Review: The Allies
Story: The Allies by Winston Groom looks at the lives of the leaders of the three largest Allied forces of WWII. The opening chapters follow Winston Churchill’s rise through military and political ranks. Joseph Stalin is introduced as a bank robber in the next chapter which leads into his travels, full of political and otherwise scandalous escapades culminating with his rise to dictator of the USSR. Franklin Delano Roosevelt is added to the mix and described as having lived a charmed life with charisma, good looks and his share of success. After working through the impact of WWI, particularly on Churchill, Groom begins describing the events that would bring these three men to the world stage when mere decades later, the globe was again engulfed in war. Covering each of the major theaters of WWII, The Allies shares much of what was going on behind the fronts to win the war and defeat communism through the lens of three men with very different backgrounds.

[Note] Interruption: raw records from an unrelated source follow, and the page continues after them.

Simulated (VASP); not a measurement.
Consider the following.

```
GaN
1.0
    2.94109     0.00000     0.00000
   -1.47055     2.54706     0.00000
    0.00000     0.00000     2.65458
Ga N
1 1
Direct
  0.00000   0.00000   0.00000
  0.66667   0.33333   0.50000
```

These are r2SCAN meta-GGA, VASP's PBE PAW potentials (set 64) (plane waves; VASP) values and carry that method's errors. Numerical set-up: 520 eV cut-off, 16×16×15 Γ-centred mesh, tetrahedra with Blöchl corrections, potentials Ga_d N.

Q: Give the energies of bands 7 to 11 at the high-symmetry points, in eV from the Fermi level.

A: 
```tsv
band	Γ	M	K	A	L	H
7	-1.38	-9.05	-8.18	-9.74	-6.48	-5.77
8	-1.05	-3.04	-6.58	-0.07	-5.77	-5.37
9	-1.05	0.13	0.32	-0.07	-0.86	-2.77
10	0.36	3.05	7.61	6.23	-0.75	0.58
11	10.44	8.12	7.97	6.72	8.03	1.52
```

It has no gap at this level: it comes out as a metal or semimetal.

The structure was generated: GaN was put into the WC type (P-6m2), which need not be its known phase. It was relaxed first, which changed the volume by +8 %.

Why: For those of you new to my reviews, I am a WWII junkie. I read a ton of historical fiction and a majority of that is set during WWII. My father is also a WWII (primarily) reenactor and consumes more literature on that era than I thought humanly possible. His love for that time period certainly rubbed off on me, and this book caught my eye because I tend to read more American-based books. I knew it would be good quality or National Geographic wouldn’t publish it, and I figured I’d learn more about the other countries that helped The Allies win the war.
Opinion: I was impressed with the level of detail and connections that were provided throughout this book. Groom has captured the spirit of a biography in the context of an event, and effectively knit three lives together in one book. My expectations may have clouded my overall impressions though. While all three leaders are present, it covers Winston Churchill much more heavily. I don’t necessarily think this detracts from the quality of the book, but it wasn’t what I was expecting. On a more positive note, I was also not expecting as much personal content on each of the men, and Groom does a nice job making their histories readable – including just enough scandal to be juicy!
Recommendation: Generally speaking, this is a book for avid war historians or students seeking information on these particular leaders. The writing is dense and extremely well-researched, full of dates and names that can connect or confuse depending on your knowledge of the situations. Anyone interested in Winston Churchill in particular may find this an enjoyable title as well, but it would not be my first suggestion for Joseph Stalin or FDR.